Not a Cinderella Story

Original post on xoxoxo e

A story that as been all over the internet is haunting me. Baraa Melhem, a 20 year-old Palestinian girl was locked in her bathroom or other small rooms by her father for ten years. An Associated Press story, “Palestinian woman escapes father’s dark captivity ,” by Diaa Hadid, catalogued the atrocities Baraa was forced to endure at the hands of her father Hassan Melhem and her stepmother, including beatings, threatens of rape and impregnation, and starvation. The pair also gave her a razor blade, encouraging her to kill herself.

“She survived the ordeal by listening to the radio, dreaming of seeing sunshine again and finding small pleasure in an apple she was fed each day.”

Baraa’s aunt finally alerted police and she was freed last Saturday. She is now living with her mother, who had tried to see her over the years since she had divorced Baraa’s father. He always denied her access to the girl, and was told her daughter wasn’t available. It is wonderful that this young woman is finally free, but it is also so tragic to think of a future that may be just as scarred as her childhood.

“When asked if she hoped to marry, Melhem was visibly upset. ‘If the violence I experienced was between a father and a daughter, what happens between a man and a wife? No, I never want to marry,’ she said.”

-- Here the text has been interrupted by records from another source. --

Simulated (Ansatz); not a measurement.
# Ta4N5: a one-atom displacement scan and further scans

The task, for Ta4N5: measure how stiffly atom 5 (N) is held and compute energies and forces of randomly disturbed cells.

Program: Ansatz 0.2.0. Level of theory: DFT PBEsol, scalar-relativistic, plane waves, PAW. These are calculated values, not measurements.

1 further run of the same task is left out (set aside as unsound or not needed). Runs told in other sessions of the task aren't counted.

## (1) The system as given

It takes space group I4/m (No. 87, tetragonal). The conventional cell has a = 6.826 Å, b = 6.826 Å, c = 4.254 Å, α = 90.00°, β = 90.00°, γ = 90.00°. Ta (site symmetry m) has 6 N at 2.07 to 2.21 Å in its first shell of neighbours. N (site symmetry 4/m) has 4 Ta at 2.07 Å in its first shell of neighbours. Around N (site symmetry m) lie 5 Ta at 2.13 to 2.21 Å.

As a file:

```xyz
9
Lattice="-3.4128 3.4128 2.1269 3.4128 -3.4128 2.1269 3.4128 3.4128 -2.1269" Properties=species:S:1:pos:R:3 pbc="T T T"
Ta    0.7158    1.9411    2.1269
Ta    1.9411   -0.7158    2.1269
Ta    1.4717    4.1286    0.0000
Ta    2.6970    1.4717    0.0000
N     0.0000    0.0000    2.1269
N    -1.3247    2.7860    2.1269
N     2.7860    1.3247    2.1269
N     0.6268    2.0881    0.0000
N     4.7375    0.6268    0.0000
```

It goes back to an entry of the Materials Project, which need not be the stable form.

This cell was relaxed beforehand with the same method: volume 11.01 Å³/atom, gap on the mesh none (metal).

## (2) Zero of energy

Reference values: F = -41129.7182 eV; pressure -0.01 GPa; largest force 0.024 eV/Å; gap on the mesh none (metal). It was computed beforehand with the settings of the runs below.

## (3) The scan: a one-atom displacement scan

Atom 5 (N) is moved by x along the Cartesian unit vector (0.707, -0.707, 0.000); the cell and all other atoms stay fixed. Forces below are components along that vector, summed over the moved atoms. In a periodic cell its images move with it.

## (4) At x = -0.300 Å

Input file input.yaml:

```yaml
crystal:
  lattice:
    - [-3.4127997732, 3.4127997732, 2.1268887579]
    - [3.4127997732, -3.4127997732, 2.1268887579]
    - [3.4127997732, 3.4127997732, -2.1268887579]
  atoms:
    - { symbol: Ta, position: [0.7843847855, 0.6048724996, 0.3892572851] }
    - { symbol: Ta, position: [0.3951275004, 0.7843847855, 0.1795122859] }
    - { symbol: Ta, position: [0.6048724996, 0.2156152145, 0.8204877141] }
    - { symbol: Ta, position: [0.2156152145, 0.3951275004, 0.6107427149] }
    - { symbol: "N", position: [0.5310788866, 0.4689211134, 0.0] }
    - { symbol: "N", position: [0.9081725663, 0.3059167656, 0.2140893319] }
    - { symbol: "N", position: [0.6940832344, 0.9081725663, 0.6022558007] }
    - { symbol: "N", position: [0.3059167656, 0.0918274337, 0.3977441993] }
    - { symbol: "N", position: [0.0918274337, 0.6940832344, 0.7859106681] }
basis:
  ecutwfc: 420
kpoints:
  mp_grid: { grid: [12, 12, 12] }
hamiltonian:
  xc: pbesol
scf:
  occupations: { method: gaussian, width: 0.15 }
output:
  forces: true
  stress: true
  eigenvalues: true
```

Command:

Baraa’s story also bears disturbing similarities to the a story we have all grown up with, the Cinderella fairytale. Her father and stepmother kept her dressed in rags and would only let her out of the small bathroom at night – to clean the house.

There is a ray of hope. Baraa seems to have kept her mind active while listening to radio programs, many of them about mental health. It’s hard to imagine how starved her mind must be, as she has not been in school since she was ten years old.

“Although she has nothing more than an elementary school education, she said she hopes to study psychology and one day treat people who had similar fates.”

Hopefully she will be able to attend school and see the sun and eat candy and indulge in all of the day-to-day things that she wasn’t able to enjoy during her years of captivity and that children all take for granted. I also hope that after the shock value of what happened to Baraa passes, the story isn’t lost. I’d like to be able to keep up with her story. I’m curious as to how Palestinian law will treat her horrible father and stepmother. I’d like to know how Baraa does in the future. If she is able to reach out to others successfully. That would be the real happy ending.